Of course, the Internet has been a boon to intrepid record collectors, in the way it has opened up new distribution channels and ensured that everything you want is two clicks and a few keystrokes away. But the rise of the Internet has also placed a new premium on the act of discovery: If everything is available to everyone at all times, than the value of discovering something seemingly lost to the ages is sky-high. Uniqueness is the new currency. Just ask Sean Pelletier, whose one-man crusade to rehabilitate Pentagram started with an afternoon blowing dust off vinyl records in a treasure-hunting expedition. Or the fine folks at Drag City, who’ve had a great run reissuing metal-tinged oddities from the ‘70s and ‘80s like DWARR and Detroit’s Death.
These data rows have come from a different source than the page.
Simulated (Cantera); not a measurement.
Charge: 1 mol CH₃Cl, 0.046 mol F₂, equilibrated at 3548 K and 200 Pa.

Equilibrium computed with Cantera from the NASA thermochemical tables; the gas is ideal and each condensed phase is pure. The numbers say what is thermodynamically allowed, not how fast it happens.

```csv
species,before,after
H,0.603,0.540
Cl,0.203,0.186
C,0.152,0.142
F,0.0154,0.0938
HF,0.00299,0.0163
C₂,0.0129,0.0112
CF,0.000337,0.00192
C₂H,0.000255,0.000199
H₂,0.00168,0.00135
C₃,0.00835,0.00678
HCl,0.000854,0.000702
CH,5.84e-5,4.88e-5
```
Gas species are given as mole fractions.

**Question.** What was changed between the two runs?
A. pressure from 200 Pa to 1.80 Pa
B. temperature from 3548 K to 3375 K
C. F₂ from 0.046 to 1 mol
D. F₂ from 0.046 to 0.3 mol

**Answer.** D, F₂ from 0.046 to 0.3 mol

In 2012, everything old is new again and, yet, there’s always some new/old chestnut waiting for a revival. Here’s one no one saw coming: a re-release – on Jason Flowers’ excellent Canadian label Supreme Echo – of Northern Haze’s 1985 LP Sinnaktuq, the first Indigenous rock album ever recorded in America. Originally released by the Canadian Broadcasting Corporation in a limited edition of 500 copies and distributed to libraries, Supreme Echo has recently rereleased Sinnaktuq with expanded liner notes, one additional song recorded by the original lineup in 2002 and three more tracks recorded in 2010 by Northern Haze’s reconfigured four-man lineup.
The record is pretty fascinating: Black Sabbath/ Vanilla Fudge/ Blue Cheer-style molten rock with a pronounced Jimi Hendrix influence, all sung and recorded in the group’s native language, Inuktitut. As the documentary below revealed, Northern Haze rarely ventured outside of the tiny Arctic Circle community Igloolik to play gigs – the recording sessions (coordinated by the CBC) that spawned Sinnaktuq and a handful of British Columbia festival performances were the lone exception. In 2011, the quartet (which includes three original members) reconvened after the reissue and documentary with the intention of recording a new album. If it’s anything like “Qaina,” which fuses the 4,000-year-old Inuit tradition of “ayi ayi” songs with ‘70s stoner idioms, it’s gonna be sweet.